Authors and Affiliations

Authors

Corresponding author

Correspondence to Athanassios Raftopoulos .

Editor information

Editors and Affiliations

Appendices

Appendix: Forms of Inferences

These are the three forms of inferences in which all syllogisms can be categorized.

1.1 Deduction

An inference is deductive if its logical structure is such that the conclusion of the inference is a logical consequence of the premises of the inference. This entails that if the premises of a deductive argument are true then its conclusion is necessarily true as well. In this sense, deductive arguments are truth preserving. This is equivalent to saying that in any interpretation of the inference in which the premises are true, the conclusion is true too. Differently put, if an argument is deductively valid, there is no model under which the premises are true but the conclusion is false. This is why deductive inferences are sometimes characterized as conclusive.

A typical example of a deductive argument is this: All men are mortal; Socrates is a man. Therefore Socrates is mortal.

1.2 Induction

An argument is inductive if its conclusion does not follow logically from the premises. The premises of an inductive argument may be true and still its conclusion false. The premises of an inductive argument provide epistemic support or epistemic warrant for its conclusion; they constitute evidence for the conclusion. By definition, inductive arguments are not truth preserving.

A typical example of an inductive argument is the following: Bird α is a crow and is black; bird β is a crow and is black; … bird κ is a crow and is black. Therefore: All crows are probably black.

If the examined specimens are found in a variety of places and under different environmental conditions, the premises of the inference provide solid evidence for the conclusion. Yet, the conclusion may still be wrong since the next crow that we will examine may not be black. This example shows that the conclusion does not follow logically from the premises. It is still possible, no matter how good the premises, that is the evidence, are that the conclusion be false, which explains the qualification probably in the conclusion of an inductive argument. The world could be such that even crows α through κ are black, crow κ + 1 is white. For this reason inductions are considered to be nonconclusive but tentative [26.68].

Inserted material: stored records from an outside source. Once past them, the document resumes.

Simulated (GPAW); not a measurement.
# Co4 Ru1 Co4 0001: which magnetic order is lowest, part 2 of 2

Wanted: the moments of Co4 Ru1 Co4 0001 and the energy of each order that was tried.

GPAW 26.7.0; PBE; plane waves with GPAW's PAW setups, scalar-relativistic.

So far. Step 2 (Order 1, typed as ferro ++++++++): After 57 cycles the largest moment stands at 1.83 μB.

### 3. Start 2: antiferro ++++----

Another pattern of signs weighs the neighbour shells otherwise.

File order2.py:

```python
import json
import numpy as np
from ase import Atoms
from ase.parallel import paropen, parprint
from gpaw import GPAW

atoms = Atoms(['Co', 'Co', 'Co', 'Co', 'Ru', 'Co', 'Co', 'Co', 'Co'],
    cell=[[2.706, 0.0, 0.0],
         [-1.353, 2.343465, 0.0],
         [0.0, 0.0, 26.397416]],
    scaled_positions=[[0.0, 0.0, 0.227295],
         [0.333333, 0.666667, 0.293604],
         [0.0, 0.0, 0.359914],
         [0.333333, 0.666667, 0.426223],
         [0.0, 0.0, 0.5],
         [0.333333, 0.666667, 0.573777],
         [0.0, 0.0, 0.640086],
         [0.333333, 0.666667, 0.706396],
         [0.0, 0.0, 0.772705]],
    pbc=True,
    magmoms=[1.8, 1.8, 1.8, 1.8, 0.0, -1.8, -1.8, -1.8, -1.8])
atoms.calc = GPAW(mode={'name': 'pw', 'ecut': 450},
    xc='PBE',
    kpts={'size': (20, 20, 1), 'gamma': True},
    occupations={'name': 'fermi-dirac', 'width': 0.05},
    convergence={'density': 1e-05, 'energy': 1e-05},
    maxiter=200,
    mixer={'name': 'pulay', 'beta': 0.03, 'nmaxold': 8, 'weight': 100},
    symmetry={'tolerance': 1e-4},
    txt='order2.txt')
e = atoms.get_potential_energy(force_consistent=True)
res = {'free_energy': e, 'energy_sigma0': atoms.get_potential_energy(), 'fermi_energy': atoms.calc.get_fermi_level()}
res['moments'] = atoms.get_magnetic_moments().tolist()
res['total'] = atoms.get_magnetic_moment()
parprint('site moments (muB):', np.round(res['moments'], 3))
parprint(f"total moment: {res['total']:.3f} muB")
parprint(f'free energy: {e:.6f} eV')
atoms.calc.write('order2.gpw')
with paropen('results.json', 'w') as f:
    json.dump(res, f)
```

1.3 Abduction or Inference to the Best Explanation

It is an inference in which a series of facts, which are either new, or improbable, or surprising on their own or in conjunction, are used as premises leading to a conclusion that constitutes an explanation of these facts. This explanation makes them more probable and more comprehensible in that it accounts for their appearance. As such, with abductive inferences the mind reaches conclusions that go far beyond what is given. For this reason, abductions are the main theoretical tools for building models and theories that explain reality. Abduction is inductive since it is ampliative, does not preserve truth and is thus probabilistic in that the conclusion is tentative.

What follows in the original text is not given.